### Observable Trends
* Out of the 780 players, Males make up the biggest percentage of all players at 84%, Females follow with 14.5% and Other makes up just about 2%
* The item named "Final Critic" is both the most popular item and the most profitable item out of the data sampled.
* Players aged between 20-24 years old make up the biggest percentage (45%) of players out of any other age group. They also have the highest count of purchases and total purchase value. 

In [2]:
# Dependencies and Setup
import pandas as pd

# File to Load (Remember to Change These)
file_to_load = "Resources/purchase_data.csv"

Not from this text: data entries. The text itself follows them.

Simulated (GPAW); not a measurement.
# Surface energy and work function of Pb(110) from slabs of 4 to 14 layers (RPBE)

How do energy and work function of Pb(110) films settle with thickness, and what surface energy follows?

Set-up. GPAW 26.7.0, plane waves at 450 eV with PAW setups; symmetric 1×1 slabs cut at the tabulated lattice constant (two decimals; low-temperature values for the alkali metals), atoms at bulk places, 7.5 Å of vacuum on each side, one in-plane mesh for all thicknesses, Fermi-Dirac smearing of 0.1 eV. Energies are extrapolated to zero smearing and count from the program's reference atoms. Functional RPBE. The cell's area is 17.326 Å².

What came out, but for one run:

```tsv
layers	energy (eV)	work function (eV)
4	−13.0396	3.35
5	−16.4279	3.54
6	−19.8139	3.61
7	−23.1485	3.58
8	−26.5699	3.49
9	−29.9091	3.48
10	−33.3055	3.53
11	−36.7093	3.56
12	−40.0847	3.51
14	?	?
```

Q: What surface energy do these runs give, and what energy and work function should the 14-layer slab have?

# Read Purchasing File and store into Pandas data frame
purchase_df = pd.read_csv(file_to_load)
purchase_df

Unnamed: 0,Purchase ID,SN,Age,Gender,Item ID,Item Name,Price
0,0,Lisim78,20,Male,108,"Extraction, Quickblade Of Trembling Hands",3.53
1,1,Lisovynya38,40,Male,143,Frenzied Scimitar,1.56
2,2,Ithergue48,24,Male,92,Final Critic,4.88
3,3,Chamassasya86,24,Male,100,Blindscythe,3.27
4,4,Iskosia90,23,Male,131,Fury,1.44
...,...,...,...,...,...,...,...
775,775,Aethedru70,21,Female,60,Wolf,3.54
776,776,Iral74,21,Male,164,Exiled Doomblade,1.63
777,777,Yathecal72,20,Male,67,"Celeste, Incarnation of the Corrupted",3.46
778,778,Sisur91,7,Male,92,Final Critic,4.19


## Player Count

* Display the total number of players


In [3]:
#Calculate total number of players
total_players = len(purchase_df['SN'].unique())
#Create total players data frame with new column title
player_data = {'Total Players': [total_players]}
total_players_data = pd.DataFrame(player_data)
total_players_data

Unnamed: 0,Total Players
0,576


## Purchasing Analysis (Total)

* Run basic calculations to obtain number of unique items, average price, etc.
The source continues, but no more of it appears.